Prudent Investing Intended to Provide a New Source of Revenue

Posted: February 27, 2019
Tagged As: Investments, Legislation & Regulation

In order to protect public funds from losing money, Ontario municipalities have been allowed to invest only in securities defined in the Municipal Act (the Legal List)--mostly government bonds.  Unfortunately, in the current low-interest environment, returns on these bonds have been very low.  High quality corporate bonds and Canadian stocks have been permitted in a controlled way through ONE Investment, although very little has been invested this way. 
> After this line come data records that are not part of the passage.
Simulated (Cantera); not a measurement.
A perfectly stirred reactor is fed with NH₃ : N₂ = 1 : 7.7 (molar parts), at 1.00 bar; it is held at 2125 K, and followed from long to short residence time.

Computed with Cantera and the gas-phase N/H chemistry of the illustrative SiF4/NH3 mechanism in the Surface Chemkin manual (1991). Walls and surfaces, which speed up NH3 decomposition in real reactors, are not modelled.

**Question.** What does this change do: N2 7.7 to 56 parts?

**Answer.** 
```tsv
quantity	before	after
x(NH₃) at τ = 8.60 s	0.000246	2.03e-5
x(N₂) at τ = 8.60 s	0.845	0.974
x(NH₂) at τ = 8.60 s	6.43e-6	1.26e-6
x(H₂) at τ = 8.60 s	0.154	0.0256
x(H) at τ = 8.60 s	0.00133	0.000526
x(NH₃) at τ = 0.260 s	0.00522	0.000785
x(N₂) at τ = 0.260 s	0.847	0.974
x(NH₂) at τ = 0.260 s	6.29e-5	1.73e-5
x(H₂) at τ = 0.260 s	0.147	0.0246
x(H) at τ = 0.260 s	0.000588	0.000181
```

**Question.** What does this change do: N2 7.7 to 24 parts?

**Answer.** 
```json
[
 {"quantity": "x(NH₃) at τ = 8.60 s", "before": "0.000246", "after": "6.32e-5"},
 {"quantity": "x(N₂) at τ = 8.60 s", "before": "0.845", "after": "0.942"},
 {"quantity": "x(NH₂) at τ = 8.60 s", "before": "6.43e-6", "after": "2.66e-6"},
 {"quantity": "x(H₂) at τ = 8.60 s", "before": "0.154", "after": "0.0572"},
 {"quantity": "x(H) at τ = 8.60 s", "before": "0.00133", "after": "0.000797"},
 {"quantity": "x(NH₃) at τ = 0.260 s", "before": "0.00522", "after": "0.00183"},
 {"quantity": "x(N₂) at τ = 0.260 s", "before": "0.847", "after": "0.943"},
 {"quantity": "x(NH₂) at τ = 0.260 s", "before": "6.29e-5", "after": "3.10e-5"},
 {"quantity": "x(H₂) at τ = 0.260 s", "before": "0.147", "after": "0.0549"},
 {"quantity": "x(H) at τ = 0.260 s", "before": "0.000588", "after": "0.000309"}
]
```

This approach was used by other global institutional investors until about 40 years ago when prudent investing became more widespread.  This shift reflects evolution in investment theory where controlling the risk of each security is less important and managing the holdings together to create a risk profile for the whole portfolio becomes more important.  Under prudent investing, diversification takes on added importance and allows investors to access securities with higher returns if the risk of the total portfolio is managed.
As of January 1, 2019, regulatory change allows municipalities to invest their long-term holdings prudently, rather than following the Legal List.  There are some key governance provisions involved with making this change, the most onerous of which is setting up an Investment Board (or Joint Investment Board with other municipalities).
For 2019, ONE Investment is creating an investment offering that fills all the requirements, including diversified solutions designed specifically for prudent municipal needs, a Joint Investment Board, staff and Council educational materials and templates for by-laws and orders.  Even Legal List investors can benefit from this new capability, especially the portfolio manager and investment advice.